It's a small selection from Tipperary mavericks Canvas today, one blessed by two stouts, I'm pleased to say.
Smoking your own malt is very on-brand for the brewery, and they've enlisted local barbecue restaurant De Roiste's to do the necessary on the heritage barley grown and malted on the brewery farm. They've put it into Mike's Legacy, a stout of 4.3% ABV. It looks like a proper stout in the glass, a rich dark brown with a generous crema on top, although the extensive floaty bits bobbing around the body are a little off-putting. The aroma is a tarry bitterness which hints at the smoke but is also within the parameters of a heavy stout. This isn't heavy, its texture light with lots of fizz. A classic dry-stout roastiness is the core of the flavour; toasty to the point of ashen yet still somehow quenching and refreshing. The smoke is subtle and adds a savoury meaty side which is entirely complementary to the roasted malt. The result is very wholesome and old-fashioned tasting and I got a sense of warm bottles by a fireside of long ago. We're not told who Mike is, but this is a fine legacy for anyone.
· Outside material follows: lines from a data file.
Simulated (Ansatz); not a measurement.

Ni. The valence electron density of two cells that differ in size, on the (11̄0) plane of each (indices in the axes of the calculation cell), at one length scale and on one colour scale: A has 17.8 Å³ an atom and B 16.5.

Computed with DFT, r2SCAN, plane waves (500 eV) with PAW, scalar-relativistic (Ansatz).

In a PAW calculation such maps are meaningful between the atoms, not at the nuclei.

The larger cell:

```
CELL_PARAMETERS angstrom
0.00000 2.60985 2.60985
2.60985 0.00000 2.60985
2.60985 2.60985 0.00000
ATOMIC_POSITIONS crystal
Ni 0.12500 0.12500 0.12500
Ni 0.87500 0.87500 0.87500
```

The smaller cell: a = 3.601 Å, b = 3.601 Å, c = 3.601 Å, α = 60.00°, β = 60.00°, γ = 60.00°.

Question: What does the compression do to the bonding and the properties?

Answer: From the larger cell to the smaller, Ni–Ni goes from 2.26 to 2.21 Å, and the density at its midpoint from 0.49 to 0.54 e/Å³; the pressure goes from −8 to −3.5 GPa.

It's only a couple of weeks since I last had a ginger beer on here, and here's another, with a very similar name: Zingiberi. This is no easy quaffer, though, but an altogether more serious drink. It's 6.6% ABV and a deep orange colour. We are promised a "fiery kick" by the label but I didn't really get that, merely a gentle ginger spicing -- gingernut biscuit level but no higher. The heavy gravity gives it a sort of creamy, yoghurty fullness, which is unusual, and a little unsettling if I'm honest. Lemon is listed in the ingredients but I can't taste its contribution. I think this falls between two beer styles: it has the heft of a strong ale but is missing the malt and hop flavours that make them worthwhile; and then it's just too heavy to be a refreshing ginger beer and doesn't carry enough spice to be a daring novelty. I'd go back to the drawing board with this, dial back the malt and increase the ginger.
You don't see too many historical recreation beers in these parts but here's Canvas Extra Stout, based on an early 20th century recipe from the Magee Marshall Brewery in Bolton. It's black, it's fizzy and it's 6.7% ABV, which all says "extra stout" to me. There's a slightly wild fruity sharpness in the aroma, the cherry of a Flemish red. The flavour follows that with a high-attenuation dryness within which is a red mix of summer berries and rosewater. You get a modicum of roasty mocha too. I prefer strong stouts to be richer than this; it's a little too thin and perfumed to be properly my sort of thing, but it has a lot going for it -- a kind of lightly soured Belgian charm.
Canvas's unique idiosyncrasies are very manifest in this lot -- it's a brewery full of daring recipes and unorthodox processes. The beers provide much to ponder, and that's part of the value.